Saturday, May 18, 2013

International Transmission Mechanism and Tourism

I've started a new job!  I'm now a Principal Analyst within the Sector Performance team within the Ministry of Business, Innovation and Employment (MBIE).  What a rush!  This has been my third week and I feel like I'm starting to get my feet under the table and hang of the role. 

The Sector Performance team, as its name suggests, has responsibility for analyzing the economic performance of different economic sectors within the economy.  Its focus is sectors - not necessarily industries - for example, we look at the Tourism sector, and the Science and Innovation sector.  Those sector's economic activity span different industry definitions.  We look across industries and at the performance of an economic activity as a whole.

Tourism is one of our foci.  This week, MBIE released this:

International Trade Flows
Take a look at the picture on that webpage and think about what is happening. 
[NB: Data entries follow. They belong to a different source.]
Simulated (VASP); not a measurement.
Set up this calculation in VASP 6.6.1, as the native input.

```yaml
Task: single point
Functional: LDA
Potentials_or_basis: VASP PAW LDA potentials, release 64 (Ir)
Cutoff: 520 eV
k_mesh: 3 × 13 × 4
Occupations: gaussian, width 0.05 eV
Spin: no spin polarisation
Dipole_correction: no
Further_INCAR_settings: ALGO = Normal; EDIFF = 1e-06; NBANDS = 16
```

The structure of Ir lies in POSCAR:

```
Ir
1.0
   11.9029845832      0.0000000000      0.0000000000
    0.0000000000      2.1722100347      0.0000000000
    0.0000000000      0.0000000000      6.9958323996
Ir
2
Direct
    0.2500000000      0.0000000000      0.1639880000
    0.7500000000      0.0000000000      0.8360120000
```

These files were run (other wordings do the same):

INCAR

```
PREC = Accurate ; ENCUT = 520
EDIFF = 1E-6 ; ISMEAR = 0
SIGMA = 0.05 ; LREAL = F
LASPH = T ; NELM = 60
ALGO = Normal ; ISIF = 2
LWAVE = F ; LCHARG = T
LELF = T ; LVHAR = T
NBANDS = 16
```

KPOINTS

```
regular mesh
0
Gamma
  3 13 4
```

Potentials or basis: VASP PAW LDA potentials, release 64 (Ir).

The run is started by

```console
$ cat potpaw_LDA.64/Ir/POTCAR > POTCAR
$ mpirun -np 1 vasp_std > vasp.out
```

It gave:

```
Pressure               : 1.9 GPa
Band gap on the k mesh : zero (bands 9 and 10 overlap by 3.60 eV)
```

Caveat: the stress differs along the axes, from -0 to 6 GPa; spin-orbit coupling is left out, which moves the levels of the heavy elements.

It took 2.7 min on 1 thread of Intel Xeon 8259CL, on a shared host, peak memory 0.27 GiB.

One of the lessons from Open Economy economics is the role trade plays in transmitting economic shocks around the globe.  Back in the days of the Gold Standard, gold underpinned the monetary base of countries.  Changes in the volume of gold held by a country expanded or contracted their banking and monetary base, leading to expansions or contractions in aggregate demand.  The economic prospects of countries were intimately entwined.  Prosperity in one country lead to an increase in import demand from that country.  Gold would move from the prosperous country out to other countries, in the process, reducing the monetary base of the prosperous country, and expanding the monetary base of foreign countries.  As gold flowed according to trade patterns, changes in gold base between different countries "transmitted" economic fortunes between countries.

Moving on neigh on 100 years to now (World War 1 saw countries depart form the Gold Standard - it stuttered and stammered back into life after the war until World War 2 when it was dropped again) international trade flows continue to be one of the main mechanisms for changing economic fortunes between countries.  Upturns and downturns in domestic conditions between different countries continue to play out as increases and decreases in imports demanded from other countries.  One countries imports is another's exports, and another's economic production and source of incomes.  Changes in imports impact and influence economic conditions in other countries.

So ... with that little story under your belt, have another look at the graph on that web page and read it again.  Here it is below:

One of the most notable trends is the long term decline in tourist expenditure from USA and UK tourists.  Since 2001, USA tourist spending in New Zealand has generally declined.  Since 2006, UK tourist spending in New Zealand has approximately halved.   Japanese tourists have decreased their spending.  On the flipside, China's tourists spend, since 2006, has more that doubled.

And the domestic fortunes of the USA, UK, Japan and China?  From here and here:

Until recently Japan's economic growth has been significantly lower than the OECD average.  The UK economic growth bobbed along at about 3 percent between 1999 and 2007.  But since 2007, its economic fortunes have drastically declined and its economic growth rate has been significantly below the OECD average.  And the USA has been on a long run slow economic growth decline since 1999.

China, however, according to the OECD, has mostly experienced double digit economic growth, without growth only slightly falling over the Global Financial Crisis period.

These tourism spend measures turn out to be quite cute thermometer and example of the international economic transmission mechanism.